Robert Parker's Wine Advocate - 92 points

Also a winner, the 2008 Zinfandel Iron Hill Vineyard was aged completely in French oak. Its dense plum/garnet/purple-tinged color is accompanied by a wine with a full-bodied mouthfeel, peppery, garrigue, black cherry and meaty notes, and a full-bodied finish.

Robert Parker's Wine Advocate - 94 points

The same can be said of the 2007 Zinfandel Iron Hill Vineyard (99 cases). This offering exhibits a more floral character as opposed to blockbuster red and black fruits.

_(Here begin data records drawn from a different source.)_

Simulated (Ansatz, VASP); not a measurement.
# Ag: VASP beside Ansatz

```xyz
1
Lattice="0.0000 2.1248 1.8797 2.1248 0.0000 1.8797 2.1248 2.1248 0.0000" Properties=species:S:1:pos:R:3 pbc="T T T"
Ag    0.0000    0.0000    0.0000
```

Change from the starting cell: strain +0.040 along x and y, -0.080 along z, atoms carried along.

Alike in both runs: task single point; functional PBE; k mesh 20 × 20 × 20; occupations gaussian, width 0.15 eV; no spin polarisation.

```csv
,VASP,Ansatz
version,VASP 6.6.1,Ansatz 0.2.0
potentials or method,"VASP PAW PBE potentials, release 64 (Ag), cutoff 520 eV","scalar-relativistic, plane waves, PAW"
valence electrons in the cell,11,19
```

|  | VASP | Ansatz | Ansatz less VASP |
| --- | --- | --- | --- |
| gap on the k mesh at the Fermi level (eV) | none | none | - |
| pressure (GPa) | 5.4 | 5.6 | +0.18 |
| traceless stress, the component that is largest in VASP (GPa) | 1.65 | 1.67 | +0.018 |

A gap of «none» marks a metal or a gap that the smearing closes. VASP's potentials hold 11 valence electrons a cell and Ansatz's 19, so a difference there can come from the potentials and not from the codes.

Not for every taste, this is fairly Rhône-like, though it’s loaded with personality. Offers the spicy, smoky meat aromas of an Italian deli, with concentrated, ripe wild berry, blueberry and licorice flavors that finish on a briary note. Drink now through 2012. 127 cases made.
Dark ruby/purple-tinged, medium-bodied…possesses peppery forest floor, underbrush, and briery, cherry-like fruit characteristics. It should be drunk over the next 3-4 years.
This wine reveals an even more saturated ruby/purple color as well as impressive levels of rich, briery, concentrated, sweet fruit (raspberries, cherries, blueberries), plenty of pepper, a distinctive, earthly terroir component, and a spicy, full-bodied finish with tart acidity providing uplift. It is a classic, high octane, gorgeous Zinfandel to drink over the next 5-6 years.